Office Forecast Remains Positive throughout 2018

The national and regional outlook for office properties remains favorable. After a strong 2017, where office development increased 53.7 percent year over year, both Commercial Property Executive (CPE) and the National Real Estate Investors (NREI) gave positive outlooks for this year. First quarter results have not disappointed. Generally, West Coast markets ranked high in terms of cap rates, vacancy, absorption, and new development. Breaking down the metropolitan area outlooks across the West Coast, we see upward trends in leasing and demand.

Los Angeles

Office properties are performing very well in Los Angeles. The local job growth outpaces the national average. Office-based employment increased 2.2 percent and accounts for 4.5 million jobs in the area, says CPE. Asking prices continue rising and submarkets like the Jefferson Corridor report an uptick in development. While year-over-year new construction delivery declined, the amount under construction increased by 465 percent. The latest Los Angeles office report contains a closer look at the metropolitan area's first quarter performance and predicted trends.

Orange County

In the first quarter, delivery of new office properties like 400 Spectrum Center, may have temporarily bumped Orange County's vacancy rate in the most recent quarterly data, but overall the market is expected to remain vigorous during the year. Leasing rates across all property classes are steadily increasing and should continue along this trend even if activity declines slightly or remains consistent. The average asking lease rate reached $2.60 by the quarter’s end, even as vacancies increased.

San Francisco

Demand is outpacing available supply, pushing leasing rates skyward. The tech giants remain vital drivers in the San Francisco area's office space absorption. Competition is stiff: Facebook committed to the entire 181 Fremont Tower, while other tech brands like Dropbox and Salesforce prepare to move into their new San Francisco-based properties. All this movement means positive absorption for San Francisco real estate. View the first quarter performance.

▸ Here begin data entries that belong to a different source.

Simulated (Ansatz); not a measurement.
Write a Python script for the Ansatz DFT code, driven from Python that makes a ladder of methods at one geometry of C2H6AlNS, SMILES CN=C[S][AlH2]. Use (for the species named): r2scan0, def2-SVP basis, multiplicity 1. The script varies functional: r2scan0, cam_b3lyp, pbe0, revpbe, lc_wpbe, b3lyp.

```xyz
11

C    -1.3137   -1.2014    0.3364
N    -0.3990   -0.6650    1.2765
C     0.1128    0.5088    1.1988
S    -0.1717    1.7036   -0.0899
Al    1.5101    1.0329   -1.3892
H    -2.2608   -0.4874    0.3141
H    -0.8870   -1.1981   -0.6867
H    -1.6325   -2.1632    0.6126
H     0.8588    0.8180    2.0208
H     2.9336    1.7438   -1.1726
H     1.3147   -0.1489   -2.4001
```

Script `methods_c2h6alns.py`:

Employment growth and high confidence in the region's economy means Seattle's office property outlook is good even as the city debates new taxes. In the first quarter, vacancy dropped from 7.74 percent to 7.15 percent and should remain competitive into 2018. Even as Amazon's second headquarters hunt continues, the e-commerce retailer is a major player in the Seattle office space market. By no means is Amazon the only major influence on future absorption and new development: Microsoft might expand their Redmond campus, Apple is expanding its AI office footprint, and Alaska Airlines is growing its campus.

Silicon Valley

It's brisk business as usual in Silicon Valley, which posted robust numbers in the first quarter of 2018. Over 1 million square feet of office real estate was absorbed. Meanwhile, delivery of large new construction projects increased both leasing rates and vacancy numbers. One trend to note is companies shifting leases from Silicon Valley to less expensive locations outside Palo Alto and Mountain View.


Annual rent growth, investor activity, and technology expansion are benefiting the Portland office market. Even as leasing activity slowed slightly in the first quarter, and several large properties became vacant, big brands like We Work are striking large deals for office space. The local economy remains favorable with unemployment near record lows. Nearly 3 million square feet of office space was under construction and growth should stay stable for the near future.


Fundamentals are strong in Sacramento. The vacancy rate at the end of the first quarter hovered at 10.3 percent and is trending down. Demand is driving the area's leasing rates. The latest office market numbers for Sacramento shows Class A fully serviced buildings leasing rates are up to $2.25 /PSF and downtown properties are reaching record rates. Office property owners, investors, and tenants are attracted to Sacramento's accessibility and amenities. Market interest should continue well into 2018.


Expect continued growth in Phoenix. Unemployment remains under five percent, as it has since November 2015, and now the office space vacancy rates are at the lowest since 2008. While these vary highly by submarket, overall the region is witnessing an office space renaissance. Office space demand and leasing rates are steadily on the rise, as evidenced in our first quarter report.